Reproducible Testing¶

Scenario: Agent behavior varies between test runs due to memory state differences.

Problem: Hard to create consistent test environments for different user personas.

Solution: Git-like branches create isolated, reproducible test scenarios.

Overview¶

Traditional agent testing faces a fundamental challenge: memory state contamination between tests. When testing different user personas or scenarios, previous test data pollutes the memory, making results unpredictable and unreproducible.

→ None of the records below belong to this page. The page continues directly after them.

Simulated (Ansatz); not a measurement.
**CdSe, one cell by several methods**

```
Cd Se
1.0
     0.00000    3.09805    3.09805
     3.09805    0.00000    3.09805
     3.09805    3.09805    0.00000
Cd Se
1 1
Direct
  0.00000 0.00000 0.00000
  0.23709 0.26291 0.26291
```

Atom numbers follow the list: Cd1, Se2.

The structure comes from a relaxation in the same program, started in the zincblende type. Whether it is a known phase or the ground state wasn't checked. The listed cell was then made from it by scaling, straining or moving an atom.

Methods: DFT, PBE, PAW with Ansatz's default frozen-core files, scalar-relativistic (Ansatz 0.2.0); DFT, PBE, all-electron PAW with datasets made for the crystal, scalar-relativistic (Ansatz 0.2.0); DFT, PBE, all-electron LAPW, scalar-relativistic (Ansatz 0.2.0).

Memoir solves this with Git-like branching - create completely isolated test environments that start from the same baseline and produce identical results every time.

Test Isolation Diagram¶

Reproducible Testing with Branch Isolation:

baseline branch:  A──B (shared foundation)
                  │
                  ├──→ test_beginner ──→ C1──D1 (beginner scenario)
                  │
                  ├──→ test_expert ────→ C2──D2 (expert scenario)
                  │
                  └──→ test_mixed ─────→ C3──D3 (mixed scenario)

A: Software engineer profile
B: Python/JavaScript skills

C1,D1: Beginner-specific memories
C2,D2: Expert-specific memories
C3,D3: Mixed experience memories

Key Benefits:
• Each test starts from same clean baseline
• Tests run in complete isolation
• Same test produces identical results
• Parallel testing without interference
• Easy cleanup - just delete branch

Key Code Snippets¶

Creating Baseline State¶

import asyncio
import os
import tempfile
import time
from memoir.store.prolly_adapter import ProllyTreeStore

# Initialize store with versioning
temp_dir = tempfile.mkdtemp()
prolly_path = os.path.join(temp_dir, "memory_store")

prolly_store = ProllyTreeStore(
    path=prolly_path,
    enable_versioning=True,
    cache_size=10000,
)

namespace = "test_user"

# Create shared baseline memories
await prolly_store.store_memory_async(
    namespace,
    "User is a software engineer with 5 years experience",
    "profile.professional.occupation.role"
)

await prolly_store.store_memory_async(
    namespace,
    "User knows Python and JavaScript proficiently",
    "profile.skills.programming.languages"
)

# Create baseline snapshot
baseline_snapshot = f"baseline_{int(time.time())}"
prolly_store.create_time_snapshot(baseline_snapshot)

Creating Isolated Test Scenarios¶

# Test Scenario 1: Beginner user
beginner_branch = f"test_beginner_{int(time.time())}"
prolly_store.tree.create_branch(beginner_branch)
prolly_store.tree.checkout(beginner_branch)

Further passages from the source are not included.